Nilsa, in discussion with another volunteer, said that on election day they would be providing water to all the voters in line at the Polling Places – Republicans, Democrats, whoever – “we don’t discriminate”. Long lines have been a great issue even in the days up to the election, with many voters taking the opportunity to vote early but still having to wait up to ten hours in line. Nilsa spoke of her desire for a new kind of President: “we need an intellectual, a smart man. I’m going to send him a lot of Puerto Rican food – rice and beans!” Asked about how confident she feels, she said “I’m not singing yet. I’m behind the curtains, gargling warm water with salt… We don’t look at the TVs or the polls – we can’t.” And if Tuesday goes well? “We’ll be cleaning up, celebrating and continuing our progress.”
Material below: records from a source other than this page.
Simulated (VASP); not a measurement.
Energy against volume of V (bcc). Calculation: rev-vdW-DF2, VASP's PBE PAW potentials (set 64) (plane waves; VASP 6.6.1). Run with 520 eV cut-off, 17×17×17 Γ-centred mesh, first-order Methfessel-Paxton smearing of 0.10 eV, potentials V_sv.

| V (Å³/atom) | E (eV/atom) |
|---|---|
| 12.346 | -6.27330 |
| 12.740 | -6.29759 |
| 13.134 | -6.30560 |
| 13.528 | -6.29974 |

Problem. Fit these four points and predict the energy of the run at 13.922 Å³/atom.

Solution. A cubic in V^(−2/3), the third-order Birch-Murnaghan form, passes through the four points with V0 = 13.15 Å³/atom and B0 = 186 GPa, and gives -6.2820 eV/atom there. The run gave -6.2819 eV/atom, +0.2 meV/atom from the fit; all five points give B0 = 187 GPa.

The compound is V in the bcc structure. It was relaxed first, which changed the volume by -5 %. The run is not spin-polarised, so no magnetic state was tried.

“Rosa Parks sat so Martin Luther King could stand. Martin Luther King stood so Barack Obama could run. Barack Obama ran so our children could fly” – from a leaflet in the campaign office.

It’s 00:15 Eastern Time, November 4th 2008 – the first results in the US Presidential Election 2008 have just come in from Dixville Notch, New Hampshire - a small village of just 21 registered voters, which has not gone Democratic since Humphrey in 1968. 

McCain: 6, Obama: 15. So the election begins…

And now, back to 2012. It's 12:08 MST on November 6th. How did Dixville Notch go this time? Romney: 5, Obama: 5.